Top tips for selling accounting practices in Australia
Content Summary
- Practice management
- Public practice
This article was current at the time of publication.
Let’s not sugarcoat it. Preparing a business for sale involves a considerable amount of hard work.
Genuine buyers will want to conduct extensive due diligence into every area of the business to ensure it has been accurately represented by the vendor.
Information usually requested ranges from a business plan, licences and permits, to payroll summaries, outstanding accounts payable and receivable, profit and loss and cash flow statements.
“For vendors this means ensuring your key practice information and client files are in good shape and available to be shared with the preferred buyer, obviously respecting client confidentiality,” says Daniel Jones, co-founder of DMY, specialists in selling accounting practices and bookkeeping firms.

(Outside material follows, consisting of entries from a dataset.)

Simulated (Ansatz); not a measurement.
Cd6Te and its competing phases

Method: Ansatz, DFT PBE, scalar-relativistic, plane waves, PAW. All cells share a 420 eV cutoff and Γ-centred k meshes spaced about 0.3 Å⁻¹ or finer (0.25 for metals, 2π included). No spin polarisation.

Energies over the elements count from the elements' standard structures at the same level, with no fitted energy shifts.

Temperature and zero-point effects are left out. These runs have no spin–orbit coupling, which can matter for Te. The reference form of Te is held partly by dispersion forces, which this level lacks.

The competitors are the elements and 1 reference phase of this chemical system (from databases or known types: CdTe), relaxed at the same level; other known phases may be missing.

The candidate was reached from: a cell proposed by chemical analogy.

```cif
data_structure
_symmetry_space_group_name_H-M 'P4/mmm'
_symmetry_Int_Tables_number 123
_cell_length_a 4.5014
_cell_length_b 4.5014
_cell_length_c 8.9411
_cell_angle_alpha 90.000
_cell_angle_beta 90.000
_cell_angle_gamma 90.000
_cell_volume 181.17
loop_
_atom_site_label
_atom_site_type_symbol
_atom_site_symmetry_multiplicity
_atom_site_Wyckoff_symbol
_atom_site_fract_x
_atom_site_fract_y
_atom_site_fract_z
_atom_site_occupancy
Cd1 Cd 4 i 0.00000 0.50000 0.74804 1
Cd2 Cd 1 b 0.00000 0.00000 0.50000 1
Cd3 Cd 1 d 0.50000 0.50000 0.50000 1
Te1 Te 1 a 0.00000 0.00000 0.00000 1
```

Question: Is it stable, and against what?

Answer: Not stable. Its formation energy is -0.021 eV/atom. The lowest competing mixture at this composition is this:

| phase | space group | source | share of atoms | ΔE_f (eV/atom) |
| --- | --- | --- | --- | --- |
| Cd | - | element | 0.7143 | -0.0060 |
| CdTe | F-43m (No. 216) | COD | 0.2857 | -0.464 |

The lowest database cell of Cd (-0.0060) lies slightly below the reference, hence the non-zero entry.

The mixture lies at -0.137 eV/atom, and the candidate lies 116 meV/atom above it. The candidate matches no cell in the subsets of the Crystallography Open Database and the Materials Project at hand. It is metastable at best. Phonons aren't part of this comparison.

“Before you get to formal due diligence though, a high-quality Information Memorandum to showcase your practice is key.
“You only want one buyer – the preferred buyer – conducting formal due diligence as this can be intrusive and time consuming but you do want an Information Memorandum that clearly presents the opportunity to the market at the start of the sale process so you can attract a diverse range of interested buyers.”
Jones adds that a good quality Information Memorandum should typically include five years of financials, de-identified information on clients as well as details on the team, operations and premises.
There are other essential issues you should consider when preparing your firm for sale.
1. Consider the people factor
A summary of the practice for sale should include specific details of handover support being offered.
The vendor will, at a minimum, need to be involved in the transition to ensure a successful flow of business for staff and clients, and should be clear up front about the role they will play going forward.
Will they stay on in a full- or part-time role, for example, or offer themselves as a consultant?
“If you are a seller and you are planning to stay with the business the key question is how well can you work with these people?” says Mark Emney, co-founder of DMY.
Agrees David Smith, owner of accountancy consultancy Smithink: “Details about payment and benefits if you decide to continue with the firm should be ironed out.
“Making sure staff are looked after is also very important. A qualified team gets potential buyers excited, especially as the accounting industry is suffering from a labour shortage.
“If you have worked on having a team who are great with technology, or specialisations, for example, you want to do the right thing by them. That can include negotiating new employment arrangements.”
Emney adds that it is best to keep your intention to sell confidential from your team in the early stages of the sale process. For example, meetings with buyers who want to see your office should be conducted after hours.
“You don’t want a whole lot of people traipsing through the office as this can alert staff to a sale process and cause unnecessary concern,” he says.
Regarding client privacy, it’s best practice to send a written notice to clients advising them of ownership changes and requesting permission to transfer files to the new firm.
2. Make sure your values align
Looking after clients extends beyond ensuring their details are managed with discretion.
A critical area that tends to get overlooked in due diligence – by both the buyer and seller – involves technical competence and alignment of values or standards, says Smith.
“The issue from a buyer’s perspective is that they buy a practice then realise a whole lot of clients have been given the wrong advice,” he says. “How do they fix that without making the seller look like an idiot or getting sued?
“For the vendor, it is about making sure the buyer has standards with which they are happy.
“There needs to be a meeting of minds about how the work is actually done.”
In this way, preparing a practice for sale is like preparing to get married, says Smith.
“Both parties should do a lot of dating, including lunches, dinners, and talking about future plans, so you get an idea of whether this buyer/seller relationship may work.”
While he has seen some accountants include a “rollback clause” in the sales contract, that allows parties to renege on the sale after six months, it’s difficult to pull a business apart again post-sale.
“Seeds of dispute can arise very quickly, and clients don’t like it at all.”
A rollback clause can also negatively affect the price for the vendor.
3. Consider if your business is being succeeded to another practice
“Businesses aren’t always sold by choice,” says Stephen Jones FCPA, an adviser with Succession Plus. “A practitioner may get ill and need to sell, for example.”
This is where a succession plan is useful, although research by CPA Australia shows that fewer than 50 per cent of practices have one.
Waiting until you are forced to leave can diminish the potential value of your business, says Jones.
“You need to be investor-ready and have an exit strategy that means you can respond quickly to an unexpected acquisition.”
Jones suggests accountants consider what outcomes they want from the sales process.
“They might need to achieve a certain sales price to retire. Or they may have family members they want to transition [the business] to.”
Subsequently, a succession plan should include everything a new practitioner needs to know, from passwords to client background, and is useful for any accountant no matter their age or circumstances, he says.
While you’re shoring up your paperwork, Smith cautions against handshake deals under any circumstances.
“When you’re doing any deal, including around a sale, make sure to use a lawyer and document everything.”